Published 2022-07-13, 01:55 p/m
Updated 2023-07-09, 06:31 a/m
  • The MOVE Index measures Treasury rate volatility through options pricing
  • Daily bond market swings are the wildest since the Global Financial Crisis 
  • Yield volatility and credit spreads are key risk indicators

An interesting theme is emerging among asset classes. Technicians constantly assess the environment with stocks, bonds, commodities, and currencies. Right now, intermaket analysis shows that stocks remain in a downtrend, while the fixed-income market might have found its footing after hitting a low in mid-June around that month’s Federal Reserve meeting. Commodities, meanwhile, have broken their uptrend as the U.S. dollar surges.

Monitoring MOVEs

Interest rate volatility, a measurement of daily swings in Treasuries, is at its highest since the Great Financial Crisis in 2009. The ICE BofAML MOVE Index closed last Friday at a whopping 145.25. On its own, that figure might not mean much to retail traders, but when plotted on a long-term chart, it illustrates just how wild the Treasury market (and bond market writ large) is right now.

MOVE Overview: Rate Vol Highest In 13 Years

MOVE Monthly Chart

Source: Investing.com

The best way to think about the MOVE Index is by comparing it to the S&P 500 volatility index, or VIX—only for fixed income. Currently, the yield curve is essentially flat from 2s to 30s, and yield spreads between corporate credit and Treasuries are wide.

Putting the MOVE Index to Use

Sure, it is an exciting market stat, but traders might wonder how to use the MOVE Index to assess financial conditions and risk. 

Well, here’s how I look at it: Credit spreads remain wide, and the yield curve is inverted in some spots—all while the MOVE Index climbs. While falling off the highs from earlier in the month, bond market risk indicators appear to show bearish confluence for other risky assets. In short, we aren’t through the woods yet.

U.S. Treasury Yield Curve: Nearly Flat

U.S. Treasury Yield Curve

Source: Investing.com

Credit Spreads: A Key Risk Gauge

While Treasuries might have put in a solid low last month, we need to see credit-risky bonds find a floor. As the second half of 2022 continues, I will closely watch how junk bonds perform along with beaten-down fixed-income markets like emerging market debt. Both sub-asset classes sport yields to maturity in the 8% to 9% range. When the MOVE Index spikes, that added volatility premium means risky bonds sometimes get priced lower, boosting yields.

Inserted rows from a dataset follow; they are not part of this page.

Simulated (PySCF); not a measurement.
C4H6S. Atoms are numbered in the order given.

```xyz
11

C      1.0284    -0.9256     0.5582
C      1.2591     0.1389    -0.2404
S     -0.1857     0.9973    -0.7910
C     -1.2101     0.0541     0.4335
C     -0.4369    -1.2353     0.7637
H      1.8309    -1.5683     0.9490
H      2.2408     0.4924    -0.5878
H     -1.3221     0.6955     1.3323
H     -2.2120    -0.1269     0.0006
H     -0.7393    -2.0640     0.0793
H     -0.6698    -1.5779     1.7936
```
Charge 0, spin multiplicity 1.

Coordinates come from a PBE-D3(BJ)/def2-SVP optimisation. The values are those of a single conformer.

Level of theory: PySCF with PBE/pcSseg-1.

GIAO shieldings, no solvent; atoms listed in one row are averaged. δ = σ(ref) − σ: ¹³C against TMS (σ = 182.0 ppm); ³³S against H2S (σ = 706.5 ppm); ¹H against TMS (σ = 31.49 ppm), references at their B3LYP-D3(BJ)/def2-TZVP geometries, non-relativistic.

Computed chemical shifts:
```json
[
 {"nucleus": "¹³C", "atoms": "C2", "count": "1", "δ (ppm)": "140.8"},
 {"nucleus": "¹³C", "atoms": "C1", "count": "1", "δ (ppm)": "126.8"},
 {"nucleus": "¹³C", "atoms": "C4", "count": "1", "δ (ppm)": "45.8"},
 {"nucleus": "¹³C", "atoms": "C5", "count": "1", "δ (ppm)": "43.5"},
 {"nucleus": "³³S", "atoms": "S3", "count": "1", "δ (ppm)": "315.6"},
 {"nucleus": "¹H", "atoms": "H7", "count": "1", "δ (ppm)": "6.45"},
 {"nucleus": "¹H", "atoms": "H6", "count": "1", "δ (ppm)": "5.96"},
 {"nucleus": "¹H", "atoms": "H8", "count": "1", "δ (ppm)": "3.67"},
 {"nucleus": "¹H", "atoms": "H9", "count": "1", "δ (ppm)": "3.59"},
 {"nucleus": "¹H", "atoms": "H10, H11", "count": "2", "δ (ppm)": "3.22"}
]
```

A Higher MOVE Equals Costlier Mortgages, A More Strained Consumer

The MOVE Index also has vital implications for the domestic mortgage market. High rate vol makes a typical 30-year mortgage more costly as lenders price-up home loans. Historically, the spread between the average 30-year fixed-rate mortgage and the U.S. 10-year Treasury is about 1.9 percentage points. As of Friday, according to Mortgage News Daily and the U.S. Treasury, that difference stood at a massive 2.76%. More expensive home loans further strain an already unhappy consumer, potentially damaging future consumption.

The Bottom Line

Keep your eye on the MOVE Index and credit spreads. These are important indicators that might determine where stocks head. If rate volatility and yield spreads ease, that could further support an equity market rally.

Disclosure: I have no position in interest rate volatility instruments.